Showing posts with label drawing. Show all posts
Showing posts with label drawing. Show all posts

Tuesday, August 13, 2013

A Summer Idyll


I continue to work steadily on the Lennox Woods body of work for my solo show next spring. There will be five large scale paintings - 48 x 60 up to 72 x 96-  and a total of about 42 paintings in the show. I started with the smallest of the "BIGs" as I call them, and am working my way up in size. I am working on several of them at the same time, plus others as well- usually about 8 to 10 pieces at a time. 

In January of 2012 when I first started on this journey, I was out in the Woods one day with Steve and Allen Phillips (the filmmaker for the project). Allen and I managed to wander off the trail. I didn't know my way around the Woods very well back then and neither did Allen. But, he had a GPS on his phone and we knew if we kept heading north we would hit the dirt road that runs along one side of the Preserve. So, we kept going instead of doubling back to find the trail. It was winter so bushwhacking through the Woods wasn't too hard and we got back into some spots that would be hard to find in any other season.  Pretty soon we came upon a small pond. It was a big surprise because the only water I had seen in the Woods was Pecan Bayou and the small streams it spawned throughout the Preserve. This pond looked self contained, although Steve thinks it is fed by a spring on adjacent property. Anyway, having found it, I knew I wanted to come back.

Here is a study for the 60 x 72 painting I am now working on.



A Summer Idyll
20 x 24




I started with lots of sketches, working out my ideas. This is my preferred way to work- hunting for motifs, then using drawings to work out designs and to gather reference materials.



Once I had the design organized and the field reference I needed, I started the 20 x 24 study.





I made a grid of the study and traced the main shapes and lines. I gridded the large canvas with proportional squares with vine charcoal, then drew in the composition.



Here is the studio with the large canvas on the left, the grid in the center and the study to the right of that. Just to get an idea of the scale, the painting on the easel behind the grid is 36 x 48!




Monday, August 5, 2013

The Morning Room


There are places in Lennox Woods which have the feeling of a separate space - a room if you will - that one can enter and inhabit apart from the larger surrounding Woods. Of course, it's not true, but it feels that way. One spot like this is beside a small stream which is part of Pecan Bayou, the watershed which nourishes and makes the Woods possible.
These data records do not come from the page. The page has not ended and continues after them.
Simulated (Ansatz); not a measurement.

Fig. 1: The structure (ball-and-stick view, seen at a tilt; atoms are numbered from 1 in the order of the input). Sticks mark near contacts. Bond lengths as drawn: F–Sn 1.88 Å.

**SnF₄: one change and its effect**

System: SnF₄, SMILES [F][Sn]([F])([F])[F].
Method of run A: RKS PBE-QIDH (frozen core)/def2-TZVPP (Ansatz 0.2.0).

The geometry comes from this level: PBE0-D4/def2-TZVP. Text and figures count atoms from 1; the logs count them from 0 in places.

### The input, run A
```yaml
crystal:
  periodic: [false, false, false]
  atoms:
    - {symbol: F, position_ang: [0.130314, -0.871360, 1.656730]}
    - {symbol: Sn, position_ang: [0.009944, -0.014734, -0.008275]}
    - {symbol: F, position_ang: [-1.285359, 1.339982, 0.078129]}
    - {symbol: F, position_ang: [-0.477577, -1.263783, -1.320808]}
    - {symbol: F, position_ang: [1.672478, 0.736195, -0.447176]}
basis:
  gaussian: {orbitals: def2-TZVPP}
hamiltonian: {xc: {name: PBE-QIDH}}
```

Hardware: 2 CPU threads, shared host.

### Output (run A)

I often take a sketchbook and camp stool here and I particularly like it in the early morning hours. So, it wasn't a surprise that when I got the idea for this painting, its title -- The Morning Room - came with it.

This is a study for a larger work (30 x 40) which is in progress now. My photography, as always, doesn't capture the hazy morning light very well. But, you get the idea, right?



The Morning Room
18 x 24

detail

detail

Tuesday, February 21, 2012

Coming to the Woods

I went to the woods because I wished to live deliberately, to front only the essential facts of life, and see if I could not learn what it had to teach, and not, when I came to die, discover that I had not lived.

Walden, Henry David Thoreau


When I first went to Lennox Woods although I was entranced with the beauty of the place, I could not have then anticipated its effect on me. After all, I spend a lot of time in woods and fields, outdoors, looking. But, within the forest there is something new to be learned. So I returned, and will continue for all the reasons Thoreau did and for some of my own.

Nothing happens there of any importance, at least by the standards of the world. It is quiet, but not silent, and within that quiet is a constant hum of energy and life. You just have to listen and look.

That's what I did at first, to the exclusion of everything else. It took a while to hear the sounds and actually see what was there. Slowly, the Woods started to reveal themselves to me. This took some time. At that point I began to sketch and look for motifs to paint. But, still mostly just looking. The season was changing from summer to fall and every visit offered new ways to look at the Woods and new color harmonies. Even the sound of the Woods changed with the season. So I kept looking and listening.



value study, graphite

pen and ink

sweetgum trunk study, pen and ink


Then I started to draw. Drawing is the way I introduce myself to a place. It's the way I study it and try to understand it. And because it slows me down, I always learn a lot about not only what I draw, but the place, and what I want to say in paint about it.

oil study

The drawings have a life of their own as works of art, but of course they also form the basis of paintings- ideas for paintings and reference for individual elements. I hope to have them and the ideas they represent stacked up like cordwood, keeping me warm and productive in the studio for a long time to come.